The education of Lakota students on the Rosebud Sioux Indian Reservation is an important aspect in their very young lives, and it can carry an unforgettable, lifelong impact, if properly applied.

Unfortunately, the two educational systems we have been forced to comply with—federal (BIE) and public (state)—have consistently failed us.

Supporting statistical evidence is readily available for everyone to see, and yet the delivery of education has remained status quo. The same ineffective methods have been employed repeatedly since reservations were formed.

Of course, there have been some successes. But until success is redefined and models and methods are redeveloped and consistent with the new definition, or expectations, the successes will continue to be the exception and not the rule.

The rule will continue to be extraordinarily high dropout rates, low graduation, low proficiency, and other clear indicators.

The Todd County School District controls the education of a vast majority of tribal members on the reservation; and, quite frankly, I believe decisions made by its governing body invariably fall short of the best interests of the students, their families and their tribe.

For decades, I have heard the inevitable call for “Indians” in leadership positions, so they can be role models and visibly demonstrate to the next generation that we can succeed.

Presently, a tribal member sits at the helm of the TC school district administration, but is being removed. Removal is at the discretion of the school board, but such a decision should be relevant to the whole system, including classroom instruction. I don’t hear this, and the Board is reluctant toward openness.

I hope the school board responds favorably to my invitation to attend the next RST Education Committee meeting to begin collaboration, and to work cooperatively to honor, respect and apply the standards of education found in the RST Education Code.

If you live on this reservation, you necessarily live under tribal law. I have heard that the school board attorney has advised the board in the past that it doesn’t have to comply with the tribal code. It is most unfortunate that decision-makers responsible for educating tribal members would be so advised.

Change can be difficult, but it is time for change. I believe the governor of South Dakota recognizes the need for change and that status quo hasn’t, isn’t and doesn’t work, prompting him to proclaim, under an Executive Order, that a Native American Student Achievement Advisory Council will be established to examine the factors affecting student achievement; the effects of nontraditional schools on student achievement; methods of financing, establishing and authorizing nontraditional schools; and other related concerns, as determined by the advisory council.

Lack of concerned, properly-informed administrators, and instability in administrative leadership, is a serious issue limiting Lakota students from achieving an appropriate and relevant education.

Effective change CAN occur at the local level through the election process. There will be a TC school board election in June 2015, and it is time to elect school board representation capable of making decisions in the best interests of our local needs, who understand there are other educational models besides four walls and a ceiling.

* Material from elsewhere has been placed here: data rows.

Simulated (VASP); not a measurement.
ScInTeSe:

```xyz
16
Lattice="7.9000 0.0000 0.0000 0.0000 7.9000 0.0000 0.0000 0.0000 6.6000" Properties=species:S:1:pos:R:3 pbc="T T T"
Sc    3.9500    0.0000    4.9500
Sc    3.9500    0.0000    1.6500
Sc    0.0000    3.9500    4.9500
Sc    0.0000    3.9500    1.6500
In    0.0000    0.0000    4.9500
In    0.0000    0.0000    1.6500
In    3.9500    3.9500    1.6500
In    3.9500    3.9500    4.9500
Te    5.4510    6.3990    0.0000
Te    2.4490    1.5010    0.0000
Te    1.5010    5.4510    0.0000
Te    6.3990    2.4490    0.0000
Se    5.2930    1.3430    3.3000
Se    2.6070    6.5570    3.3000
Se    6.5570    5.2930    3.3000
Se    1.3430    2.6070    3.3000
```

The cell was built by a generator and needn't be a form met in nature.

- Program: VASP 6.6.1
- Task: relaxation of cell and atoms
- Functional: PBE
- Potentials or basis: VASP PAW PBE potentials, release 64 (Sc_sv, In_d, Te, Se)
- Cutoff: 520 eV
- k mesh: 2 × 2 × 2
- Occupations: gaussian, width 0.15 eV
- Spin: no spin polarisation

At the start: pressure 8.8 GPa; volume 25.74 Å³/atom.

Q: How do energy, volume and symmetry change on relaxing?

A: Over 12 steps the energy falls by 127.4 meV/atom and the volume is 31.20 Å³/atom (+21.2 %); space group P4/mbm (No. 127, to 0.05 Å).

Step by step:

The only requirement to vote in the TC school board election is that you are a registered voter, registered to vote in any South Dakota election. Be responsible, stand for your relative’s education, and this time, VOTE!

Thank you.

/s/ Rep. Richard Lunderman

Rosebud, S.D.

—Rep. Richard “Tuffy” Lunderman is serving his first term on the powerful Rosebud Sioux Tribal Council, representing Rosebud Community. He is up for reelection in 2015.